Employability is an increasingly important concern in contemporary Higher Education (HE). HE institutions have striven to develop and strengthen activities which relate to employability because potential students are increasingly and rightly interested in graduate destination data.  A degree is only the first step in starting a career and is unlikely to be enough on its own for finding employment corresponding to the level of education achieved.  Within the HE sector, there is increasing awareness of labour market detail, policy impact, and student expectations, and ensuring that the curriculum equips students with appropriate employability skills is therefore of strategic value to HE institutions, as well as being valuable and relevant to their students. 

Student participation in experiential learning activities (Kolb, 2015) - which include practical work - helps students to make connections between theoretical academic knowledge and practice, and hence to develop skills such as reflection, evaluation, and self-confidence, and increases their level of understanding (Pitan and Muller, 2019). Engaging with practical activities therefore has the potential to improve employability since these are important skills for the workplace; it has been suggested that including more practical activities in the curriculum can help to teach skills needed for employability (Olo, Correira and Rego, 2021).

Life Sciences degree students at the OU undertake one particular practical project which is first introduced in one module, and subsequently revisited in another where they design their own follow-up project.  In this study, students who had successfully completed both modules were surveyed to explore to what extent they had (i) developed and progressed practical and problem-solving skills by undertaking these practical projects and (ii) could articulate these as employability skills. 

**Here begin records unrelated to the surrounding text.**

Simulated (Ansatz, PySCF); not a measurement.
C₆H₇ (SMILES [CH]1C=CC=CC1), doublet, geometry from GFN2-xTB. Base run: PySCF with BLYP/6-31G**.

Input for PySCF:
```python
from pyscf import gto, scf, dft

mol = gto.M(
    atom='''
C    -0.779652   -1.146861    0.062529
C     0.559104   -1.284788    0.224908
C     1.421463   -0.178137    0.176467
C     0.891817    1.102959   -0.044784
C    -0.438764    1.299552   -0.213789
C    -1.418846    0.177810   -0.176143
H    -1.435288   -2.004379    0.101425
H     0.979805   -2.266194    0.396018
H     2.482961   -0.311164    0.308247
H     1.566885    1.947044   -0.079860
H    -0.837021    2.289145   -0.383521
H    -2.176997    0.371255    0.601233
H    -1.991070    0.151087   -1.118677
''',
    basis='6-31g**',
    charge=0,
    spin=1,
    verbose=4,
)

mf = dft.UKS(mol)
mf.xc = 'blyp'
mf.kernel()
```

Students undertaking both the initial and the follow-up investigation were not only found to have progressed their practical and problem-solving skills, but also to have developed personal attributes such as patience and perseverance.  The main themes to emerge from the analysis of the respondents’ comments were that many students found the practical investigations satisfying, rewarding and thought provoking, although some reported frustration with - and dislike of - repetitive work and a few viewed the investigations at face value and did not recognise the more far-reaching skills they were developing.

Approximately half the respondents had equated the skills developed with employability skills, but very few had articulated these in a job situation such as on an application form or in an interview. 

Finally, some possible ways of raising awareness among students of the employability skills they are developing as they undertake embedded practical activities are explored.